A week after Carlsbad’s City Council voted unanimously to amend a policy governing grants to agencies for special events of citywide interest, Oceanside’s council wrangled over what to do about rent control. Carlsbad’s council meeting was, as usual, polite. Quite a contrast to the shouting match that erupted on the dais in Oceanside, where one council member, after being repeatedly interrupted by another, demanded of the mayor, presiding over the verbal slugfest, “Will you shut her up?” A recess allowed the city leaders to retreat to their opposite corners.
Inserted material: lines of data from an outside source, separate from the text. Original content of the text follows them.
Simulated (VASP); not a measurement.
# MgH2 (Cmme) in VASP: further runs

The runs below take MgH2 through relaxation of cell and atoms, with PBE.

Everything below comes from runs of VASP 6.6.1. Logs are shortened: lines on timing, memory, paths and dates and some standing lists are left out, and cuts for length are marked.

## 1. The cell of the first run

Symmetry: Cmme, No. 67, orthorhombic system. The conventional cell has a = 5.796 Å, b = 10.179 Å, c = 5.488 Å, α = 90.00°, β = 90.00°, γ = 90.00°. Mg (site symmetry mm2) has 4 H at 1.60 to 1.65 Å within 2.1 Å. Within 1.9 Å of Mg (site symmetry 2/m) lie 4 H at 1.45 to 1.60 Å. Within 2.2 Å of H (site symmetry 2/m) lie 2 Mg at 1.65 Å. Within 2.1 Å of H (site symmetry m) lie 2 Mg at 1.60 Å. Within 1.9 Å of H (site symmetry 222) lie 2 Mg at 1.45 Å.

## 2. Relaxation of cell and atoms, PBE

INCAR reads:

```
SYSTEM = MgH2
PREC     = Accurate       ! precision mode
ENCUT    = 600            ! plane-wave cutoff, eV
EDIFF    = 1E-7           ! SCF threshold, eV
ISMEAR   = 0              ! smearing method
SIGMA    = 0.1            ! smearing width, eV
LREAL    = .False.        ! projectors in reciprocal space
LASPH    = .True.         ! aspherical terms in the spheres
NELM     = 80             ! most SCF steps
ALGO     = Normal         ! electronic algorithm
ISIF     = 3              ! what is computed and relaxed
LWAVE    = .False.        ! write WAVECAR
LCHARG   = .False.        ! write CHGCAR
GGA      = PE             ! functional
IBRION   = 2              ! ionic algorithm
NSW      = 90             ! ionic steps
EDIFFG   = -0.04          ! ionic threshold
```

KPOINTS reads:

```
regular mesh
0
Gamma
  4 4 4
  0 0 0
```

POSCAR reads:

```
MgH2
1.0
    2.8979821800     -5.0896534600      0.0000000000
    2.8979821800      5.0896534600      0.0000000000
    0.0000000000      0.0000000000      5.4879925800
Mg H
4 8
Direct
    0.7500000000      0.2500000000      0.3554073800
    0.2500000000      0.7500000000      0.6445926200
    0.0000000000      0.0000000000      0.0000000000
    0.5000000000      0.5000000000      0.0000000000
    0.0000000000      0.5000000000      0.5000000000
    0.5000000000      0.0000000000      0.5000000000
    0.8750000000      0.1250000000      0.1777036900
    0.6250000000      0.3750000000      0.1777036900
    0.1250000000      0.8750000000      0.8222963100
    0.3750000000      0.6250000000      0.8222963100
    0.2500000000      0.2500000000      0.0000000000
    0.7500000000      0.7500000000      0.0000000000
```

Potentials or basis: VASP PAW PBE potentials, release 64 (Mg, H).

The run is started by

The difference between the behaviors of the two groups reflects more than just the gravity of the issue being discussed. Yes, deciding how to spend $50,000 of earned interest on a $1 million savings account for city enrichment activities is a bit less contentious than deciding whether to end rent control for nearly 2,600 low-income residents of mobile-home parks. But a closer look at the civil discussion among Carlsbad’s council members offers clues about how more contentious issues may be debated in future meetings and what the talking points of new and incumbent city council candidates will be in the next election.The council quickly agreed to limit the annual amount for special events to $50,000, no more than $10,000 for a single grant. At issue was whether to require a recipient organization to have “some skin in the game,” as Mayor Matt Hall put it. Options for matching the city’s contribution ranged from dollar for dollar up to 20 percent of the event’s budget. Although current policy does not require matching funds, as a general practice city staff has asked organizations to do so.
In an unusual move, but perhaps forgivable for a rookie mayor, Matt Hall spoke first, expressing his concern that if matching isn’t required, “we’re liable to get a lot of requests.”
Other council members weighed in with their own preferences. Anne Kulchin suggested “fluidity,” pointing out some organizations had more money than others to match city funding. Farrah Douglas agreed, reminding everyone that the grants have always been intended to help startup organizations on limited budgets. After Keith Blackurn was assured that it would not be a hardship for staff to handle grant requests fairly without specific matching amount requirements, he supported Kulchin’s position.
Mark Packard, preferred a 4 to 1 matching requirement, but his rationale bordered on the bizarre. He reminded the council they were dealing with taxpayer money. Do they ever deal with anyone else’s? He pointed out that in these hard times cities are cutting spending and that this would be an increase in charitable giving. That brought a chorus of “no’s” from his council colleagues, since the money has already been set aside for this purpose.
But Packard’s strangest comment was comparing the city council’s Policy 51, the one under discussion, with Area 51, the highly secretive Nevada military base that’s famous for spawning UFO conspiracy theories, calling the city’s policy “weird,” with no particular explanation.
Despite Packard’s misgivings, he voted with the others to pass unanimously Kulchin’s recommendation to deal with matching funds on a case-by-case basis.
Hall’s goal to guard the fund from more grant requests and Packard’s characterization of the fund as a charity, rather than promoting “enrichment programs to Carlsbad residents and visitors” as Policy 51 reads, makes you wonder how the vote would have gone had Bud Lewis been mayor, forming the same Lewis, Hall and Packard majority that blocked funding for the Alga Norte Park project.